Let’s not forget the Familiar Face Brigade, and this movie’s loaded with them. Lon Chaney Jr is one of Keating’s henchmen, just before turning into THE WOLF MAN that same year. Ian Hunter (Keating) was King Richard in THE ADVENTURES OF ROBIN HOOD and the long-lost dad in Shirley Temple’s THE LITTLE PRINCESS. Every cowboy movie’s gotta have an ingénue, and undistinguished MGM starlet Mary Howard fills the bill here. Thar’s plenty of sagebrush vets filling out the rest of the cast, including Olive Blakeney, Dick Curtis, Arthur Housman, Cy Kendall, Henry O’Neill, Kermit Maynard, Frank Puglia, Chill Wills, Guinn ‘Big Boy’ Williams, and Grant Withers.

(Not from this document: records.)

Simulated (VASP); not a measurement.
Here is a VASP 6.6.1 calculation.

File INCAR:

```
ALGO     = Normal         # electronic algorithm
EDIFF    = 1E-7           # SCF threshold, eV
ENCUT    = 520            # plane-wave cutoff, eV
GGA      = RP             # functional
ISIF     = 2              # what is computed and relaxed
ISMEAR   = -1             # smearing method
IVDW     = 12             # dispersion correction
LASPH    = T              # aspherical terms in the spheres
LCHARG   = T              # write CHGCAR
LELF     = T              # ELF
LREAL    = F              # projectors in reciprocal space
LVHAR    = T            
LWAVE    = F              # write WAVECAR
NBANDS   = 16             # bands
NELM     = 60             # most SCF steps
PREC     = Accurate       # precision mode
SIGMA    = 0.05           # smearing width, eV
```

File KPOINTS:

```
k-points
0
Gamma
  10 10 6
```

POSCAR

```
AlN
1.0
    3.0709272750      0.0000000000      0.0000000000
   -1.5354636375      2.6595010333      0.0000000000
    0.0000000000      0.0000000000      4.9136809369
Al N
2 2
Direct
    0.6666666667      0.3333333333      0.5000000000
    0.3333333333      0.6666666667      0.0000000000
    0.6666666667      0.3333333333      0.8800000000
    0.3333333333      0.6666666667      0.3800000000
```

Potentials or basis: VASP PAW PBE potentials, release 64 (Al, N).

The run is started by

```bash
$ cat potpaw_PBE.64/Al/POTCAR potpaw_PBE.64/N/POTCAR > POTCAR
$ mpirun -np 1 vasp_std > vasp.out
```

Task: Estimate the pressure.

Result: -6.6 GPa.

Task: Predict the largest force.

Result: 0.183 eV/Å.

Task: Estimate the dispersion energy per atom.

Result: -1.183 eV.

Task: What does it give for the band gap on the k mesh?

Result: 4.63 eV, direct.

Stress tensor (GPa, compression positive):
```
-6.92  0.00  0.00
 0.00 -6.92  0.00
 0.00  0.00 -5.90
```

BILLY THE KID strives to be a thrilling action epic, but falls far short of the mark. It has more in common with Saturday matinee B-Westerns than John Ford or Cecil B. DeMille. The casting leaves a lot to be desired, especially with stiff Taylor in the title role. Speaking of which, why did they even bother to use the real William Bonney as the protagonist in this unfactual flick? Why not GEORGE THE KID, or SIX-GUN STEVE, or even A BOY NAMED STU? If you want Billy the Kid, you’re better off catching Paul Newman in THE LEFT HANDED GUN or Sam Peckinpah’s PAT GARRETT AND BILLY THE KID.